Organizations have been gearing up over the past few years to support the needs of today’s omnichannel customer service enterprise, with the goal of offering a seamless consumer experience through available shopping channels.
Now it’s time to change. Again.
The customer service game has leveled up with the advent of multimodal service. Where in the past a customer would engage in a linear progression of channel usage and escalation (engaging via a single channel and another separate channel, if needed, to resolve an issue or gain information), today’s multimodal customers have a very different engagement pattern.
Now, they use multiple customer service channels simultaneously (e.g., live chatting while Web browsing). And with multimodal customer service soon to be the new norm, it’s important to understand the implications, challenges and opportunities in servicing today’s consumer.
Multimodal Contact Center Implications
Mobile devices have been a great facilitator of the multimodal era. As they become more advanced and can support multiple channels at the same time (text and voice, Internet access and voice, app and chat, etc.), consumers adept at multitasking have begun to expect the same in their customer service experience.

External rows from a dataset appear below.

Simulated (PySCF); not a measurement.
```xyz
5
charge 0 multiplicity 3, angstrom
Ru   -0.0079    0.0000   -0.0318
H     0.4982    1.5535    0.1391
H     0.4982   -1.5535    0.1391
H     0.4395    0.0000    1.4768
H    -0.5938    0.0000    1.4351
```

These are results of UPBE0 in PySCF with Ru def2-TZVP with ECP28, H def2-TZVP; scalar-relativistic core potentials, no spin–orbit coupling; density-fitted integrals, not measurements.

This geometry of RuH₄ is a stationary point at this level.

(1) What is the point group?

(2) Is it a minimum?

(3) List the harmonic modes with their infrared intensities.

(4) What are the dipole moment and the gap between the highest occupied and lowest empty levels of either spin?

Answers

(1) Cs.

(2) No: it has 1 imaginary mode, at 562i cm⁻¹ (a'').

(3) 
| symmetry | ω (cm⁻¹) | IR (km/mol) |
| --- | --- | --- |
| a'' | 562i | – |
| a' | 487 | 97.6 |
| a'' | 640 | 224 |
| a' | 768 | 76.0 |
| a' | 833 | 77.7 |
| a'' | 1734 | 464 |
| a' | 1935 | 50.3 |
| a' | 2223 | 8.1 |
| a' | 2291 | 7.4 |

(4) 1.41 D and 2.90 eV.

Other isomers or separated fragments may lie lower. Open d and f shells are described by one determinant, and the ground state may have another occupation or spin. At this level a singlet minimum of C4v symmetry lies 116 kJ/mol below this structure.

In the hands of the contact center agent, the ability to add channels when needed can greatly enhance the explanation, illustration and expedition of customer service processes – to provide relevant context to make the process faster, easier and more rewarding for the customer. For example, a customer dealing with a flight cancellation on the phone with a customer service agent can have a list of available flights emailed or presented in a browser or app for a quick overview of all available options.
But, with the shocking number of channel combinations possible for each and every customer interaction, one might be led to believe that multimodal opens up a whole new level of complexity -- something the contact center can ill afford.
Context is Key
As with any multiple channel approach, it’s up to the contact center to pull everything together to ensure that interactions are complete, consistent and coherent. In the multimodal scenario, it’s context that helps contact centers discern exactly what combination of channels best meets the needs of each customer and his or her concerns. Organizations must understand -- in what situation is a channel most appropriate?